In the latest New Scientist they cover the ever blooming fields of denialism that popped up everywhere or that bloomed anew in the first decade of the new millennium. One of their references is an important paper from Martin Mckee, and it’s at the European Journal of Public Health.
Here are his main points on how to be a denialist, I’ve expanded some bullets where I believe Martin conflated two separate tactics in the Denialist Arsenal.
- Allege that there’s a conspiracy. Claim that scientific consensus has arisen through collusion rather than the accumulation of evidence.
- Use fake experts to support your story. “Denial always starts with a cadre of pseudo-experts with some credentials that create a facade of credibility,” says Seth Kalichman of the University of Connecticut.

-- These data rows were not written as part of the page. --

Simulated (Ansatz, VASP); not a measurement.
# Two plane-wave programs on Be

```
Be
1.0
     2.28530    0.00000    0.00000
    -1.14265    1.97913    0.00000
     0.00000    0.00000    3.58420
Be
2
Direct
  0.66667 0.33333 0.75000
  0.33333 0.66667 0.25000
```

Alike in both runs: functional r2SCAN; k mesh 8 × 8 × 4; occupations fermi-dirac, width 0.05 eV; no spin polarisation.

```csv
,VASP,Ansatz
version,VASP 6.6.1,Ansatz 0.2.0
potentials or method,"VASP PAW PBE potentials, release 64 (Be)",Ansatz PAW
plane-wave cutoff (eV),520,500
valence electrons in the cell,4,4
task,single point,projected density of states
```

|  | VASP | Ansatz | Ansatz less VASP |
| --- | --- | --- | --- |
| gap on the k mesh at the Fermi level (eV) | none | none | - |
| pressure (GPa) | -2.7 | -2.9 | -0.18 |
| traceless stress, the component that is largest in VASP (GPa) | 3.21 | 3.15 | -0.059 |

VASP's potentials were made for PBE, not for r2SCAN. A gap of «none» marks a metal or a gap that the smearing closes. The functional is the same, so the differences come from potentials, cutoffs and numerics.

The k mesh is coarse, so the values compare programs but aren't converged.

- Cherry-pick the evidence: trumpet whatever appears to support your case and ignore or rubbish the rest.
- Carry on trotting out supportive evidence even after it has been discredited.
- Create impossible standards for your opponents. Claim that the existing evidence is not good enough and demand more.
- If your opponent comes up with evidence you have demanded, move the goalposts.
- Use logical fallacies. Hitler opposed smoking, so anti-smoking measures are Nazi.
- Deliberately misrepresent the scientific consensus and then knock down your straw man.
- Manufacture doubt. Falsely portray scientists as so divided that basing policy on their advice would be premature.
- Insist “both sides” must be heard and cry censorship when “dissenting” arguments or experts are rejected.
#7 and #8 are redundant.
While both are logical fallacies and seem to be the obverse approach to the other, the average reader is not going to be able to detect the second as easily as the first. The second is also used more often by the well practiced denialists.